By the 1950s, with the invention of plastics, the popularity of the car and the vast open highways of the North America, the summer road vacation became an important part of the culture.  Tacky souvenirs have spread to kitschy places to visit, stay and eat.  More and more North Americans are seeking simulated theme parks, malls and adventures to thrill and entertain them.  We reviewed Jean Baudrillard's Simulations and George Ritzer's Enchanting a Disenchanted World: Revolutionizing the Means of Consumption in light of these vacation trends.

PATTIE: So, we are about to embark on an experimental style of book review -- a kind of duelling book review in which we place two books in comparison to each other in order to understand a topic more thoroughly. I will be discussing George Ritzer's "Enchanting a Disenchanted World:  Revolutionizing the Means of Consumption." Along with his book "The McDonaldization of Society" Ritzer's project is to look at the ways in which consumption economics are changing social relationships. I really like his work. His writing is accessible, especially for a postmodern approach, and yet, he doesn't dumb his stuff down. He challenges capitalism where it lives at the end of the 20th Century.

CARL: My book will be "Simulations" by Jean Baudrillard. "Simulations" consists of two essays by Baudrillard, the first of which is entitled "The Procession of Simulacra," and the second of which is entitled "The Orders of Simulacra." The essays are an attack on metaphysics, both deconstructing the notion of a pre-existing "real," a notion Baudrillard calls the "reality principle," and rhetorically reversing the privileged status of any pre-existing real over its simulations, assigning privilege instead to the simulations Baudrillard calls "hyper real."

PATTIE: I would like to discuss Ritzer's text and Baudrillard's text in light of vacations. As a mobile society, Canadians hold their quote holidays close quote as sacred. It is a time when people go somewhere. Ritzer would suggest that the somewhere is changing as North Americans become more consumption driven. A great deal of the consumption done on holidays has always centred on food, a place to stay and souvenirs. The latter has been kitschy for quite awhile, especially with the advent of plastics in the 1920s and 30s. But Ritzer asserts that the fakeness has spread to the food and the places to stay as well as the little plastic trinkets marking the trips. Amusement parks have outgrown the Ferris wheels and roller coasters of the 1950s and 60s to become full-scale shopping meccas where people eat, sleep, shop and get thrills:  Ritzer writes, quote For one thing, malls have become tourist destinations. ... Malls have everything. They have an amusement park. They have a roller coaster. Mom and dad can get what they want. ... this combination is spectacular and a powerful lure to the traveler. In Canada, the largest tourist attraction is not Niagara Falls but rather the Edmonton Mall. close quote.

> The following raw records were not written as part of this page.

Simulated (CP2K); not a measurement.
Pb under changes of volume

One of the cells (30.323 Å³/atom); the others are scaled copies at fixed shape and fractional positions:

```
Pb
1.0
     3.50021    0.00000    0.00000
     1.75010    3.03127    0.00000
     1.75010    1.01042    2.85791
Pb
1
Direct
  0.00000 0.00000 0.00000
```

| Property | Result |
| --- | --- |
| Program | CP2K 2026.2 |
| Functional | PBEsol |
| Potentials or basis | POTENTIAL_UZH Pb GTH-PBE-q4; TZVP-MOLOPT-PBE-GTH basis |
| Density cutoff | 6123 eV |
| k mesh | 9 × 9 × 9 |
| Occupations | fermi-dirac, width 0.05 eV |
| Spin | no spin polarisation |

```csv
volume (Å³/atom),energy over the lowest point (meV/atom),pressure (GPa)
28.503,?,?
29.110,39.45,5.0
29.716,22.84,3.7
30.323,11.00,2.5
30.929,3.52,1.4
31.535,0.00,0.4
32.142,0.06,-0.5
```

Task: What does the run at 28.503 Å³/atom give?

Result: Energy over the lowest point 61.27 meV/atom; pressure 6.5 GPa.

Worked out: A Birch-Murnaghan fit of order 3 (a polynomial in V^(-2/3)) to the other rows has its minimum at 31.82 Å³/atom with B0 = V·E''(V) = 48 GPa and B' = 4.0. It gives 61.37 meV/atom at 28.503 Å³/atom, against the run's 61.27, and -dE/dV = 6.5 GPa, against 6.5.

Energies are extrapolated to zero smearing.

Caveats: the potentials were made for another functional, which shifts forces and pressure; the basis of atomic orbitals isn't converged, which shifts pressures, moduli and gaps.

CARL: Baudrillard implies inevitability of the simulacrum. He attributes to it a presence that trumps that of the objectively existing, not merely mocking the validity of the original but superseding it. It begs the question of what is "real" and does so in a way that exposes the term as untenable. He sets up a hierarchy of simulation, four levels which he calls orders. The first order is that which attempts to emulate an original. The second order is that which misrepresents an original. The third order attempts to create the impression of an original where none exists. The fourth order is that which bears no relation to anything that could be called an original. He delights in exposing the self-consciously artificial. Among his examples are the Tasaday tribe being returned to its quote, natural habitat, close quote, and quote maintained there close quote by the quote scientists close quote who had discovered them. Also cited are the caves of Lascaux, which subsequent to their discovery were barred to public inspection beyond glances through a small plate of clear plastic but whose discoverers constructed a replica nearby for the purposes of public inspection. Our travels have produced a similar experience. We travelled through the Badlands of South Dakota in the summer of 2000 and were surprised to encounter, among other things, a number of antelope at play in the region, as in the song "Home on the Range." I had been under the impression that they had been largely driven off or killed outright by Caucasian settlers in the nineteenth century. My confusion was ended by a sign by the road informing passers-by that the area had been "restocked" with the creatures, reintroduced to the area for reasons upon which I dare not speculate.

PATTIE: Ritzer points out that malls are full of simulations as well. Not only the obvious amusement park simulations that take traditionally outdoor products and place them in the confines of monstrously large buildings, but also simulated quote natural close quote experiences such as rain forests (the Rain Forest Cafe). He also talks about quote authentic simulations close quote such replicas of historical places such as a colonial village in Williamsburg, Virginia or a visit to the Windsor Castle in England. While the site of the vacation is, quote, real, close quote, in some sense, the experiences is manufactured and is offered as a spectacle. I guess Baudrillard would call these first order simulations, though I doubt that the Raintree Cafe is trying to accurately emulate a rain forest. Still they had real parrots as I recall.

CARL: Baudrillard has a section in his book devoted to Disneyland. He calls it a third-order simulation, not because it is a deliberately infantile quasi-culture, but because its latent function is to deter visitors from the realization that the world outside Disneyland, meaning the rest of California, the rest of the United States, and the remaining area of the globe, is just as simulated as Disneyland. When one leaves Disneyland, one is not going back to the quote, real world, close quote. Baudrillard's proposition is that Disneyland was made manifest to combat the notion that there was a border defining and enclosing its imperatives. 

PATTIE: That's interesting in light of Ritzer's theory regarding why these simulations exist. Ritzer uses Max Weber's understanding of institutional rationality to contrast how these consumption meccas actually function and how they feel to the consumer. On the one hand, places such as Disneyland or Mall of Americas are a controlled environment complete with surveillance, guards, gates, fences, etcetera. They are also places of business and are discussed in boardrooms and portfolios in terms of growth rates and returns on investments. These symbols express a rational view of such places, measuring, calculating, and controlling these institutions with precision and predictability. In this discourse, such places are disenchanted and rational. On the other hand, these places are meant to be sources of escape from the rationalized world. People who deal in highly rationalized spaces pick vacation spots as quote getaways close quote. Disney is supposed to be a place far removed from bottom line thinking, a place where troubles are forgotten and fantasies come to life. Ritzer writes, quote the cathedrals of consumption can be described as being highly rationalized...rationalization leads to disenchantment ... rational means of consumption can themselves have enchanting qualities inherent in their rationalized natures. In spite of the latter, the central problems confronting the cathedrals of consumption remain rationalization and the disenchantment engendered by it. close quote.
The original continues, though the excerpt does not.